11 people fined for illegal cycling in Bedok
Bedok residents fed up with cyclists not following rules and causing accidents even after repeat attempts to enforce them
She has been hit by cyclists at Bedok Town Centre three times this year.
Twice, Madam Kelly Ho, 58, was hit from behind at a wheelchair ramp.
Two months ago, it happened again at a nearby traffic light junction.
Once, she even saw a seven-year-old boy get hit by a cyclist.
In Madam Ho's case, she ended up exchanging words with the cyclists.
The part-time cashier told The New Paper yesterday: "One cyclist even scolded me after he hit me. He told me that this was not my grandfather's road."
She tried to call the police as cycling is not allowed in these areas. But the cyclists always rode off before she could do so.
"Ever since I got hit by them, I have been suffering from back pain. I have to go to the doctor for treatment, paying around $80 each time.
"Why can't they just dismount and push their bikes?"
Madam Ho is not the only one frustrated at the sheer number of cyclists at Bedok Town Centre, a popular shopping precinct with high pedestrian traffic.
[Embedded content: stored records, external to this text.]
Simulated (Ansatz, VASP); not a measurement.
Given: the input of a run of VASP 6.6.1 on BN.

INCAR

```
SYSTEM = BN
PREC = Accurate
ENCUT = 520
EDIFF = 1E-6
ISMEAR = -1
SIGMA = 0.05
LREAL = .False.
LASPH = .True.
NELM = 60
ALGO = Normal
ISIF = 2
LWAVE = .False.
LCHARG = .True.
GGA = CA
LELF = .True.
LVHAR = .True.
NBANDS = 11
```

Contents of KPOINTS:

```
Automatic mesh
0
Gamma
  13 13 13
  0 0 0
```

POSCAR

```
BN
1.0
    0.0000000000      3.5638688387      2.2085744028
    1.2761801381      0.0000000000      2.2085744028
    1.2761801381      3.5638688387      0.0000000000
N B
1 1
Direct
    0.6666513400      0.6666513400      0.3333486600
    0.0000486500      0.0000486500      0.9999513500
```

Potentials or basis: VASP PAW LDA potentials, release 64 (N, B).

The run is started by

For the past three years, staff from the East Coast Town Council (ECTC) have been handing out warning letters and police advisories, asking cyclists to dismount and push their bicycles in pedestrian-only areas such as walkways.
But these measures have had little effect.
So for the first time, during a joint enforcement operation by the ECTC and the police on Thursday, 11 people were fined $100 each for cycling illegally.
Three pictures showing an ECTC employee, accompanied by a community police officer, issuing summonses to cyclists were posted on the ECTC Facebook page.
Said an ECTC spokesman: "The town council and the police have been faithfully issuing warnings and advisories during their joint enforcement action every month. Despite their efforts, it (cycling illegally) has gone undeterred."
On average, the town council received four to five complaints about cyclists each month, he said.
"Some were even hit-and-run cases. There were also cases of unreported accidents. Many accidents in these cases involved senior citizens, children and even pregnant ladies.
"Hence, the town council, together with the police, has been asked to act to prevent such accidents that may result in serious injuries and even loss of lives if nothing is done," the spokesman said.
Unlike cycling towns such as Tampines and Pasir Ris, Bedok does not have a network of cycling paths, which are adjacent to pedestrian walkways.
OUTRAGE AT FINES
The ECTC Facebook pictures angered netizens and cyclists who left scathing comments asking for the rationale behind the summonses.
At press time, the post had received about 500 shares and 200 comments. One user, Ms Maia Li, said: "Can the authorities make it clear just where cyclists can cycle? If you are catching those that cycle recklessly, well fine.
"But for many senior citizens, having the bicycle to take them to buy their daily groceries or have breakfast is the norm."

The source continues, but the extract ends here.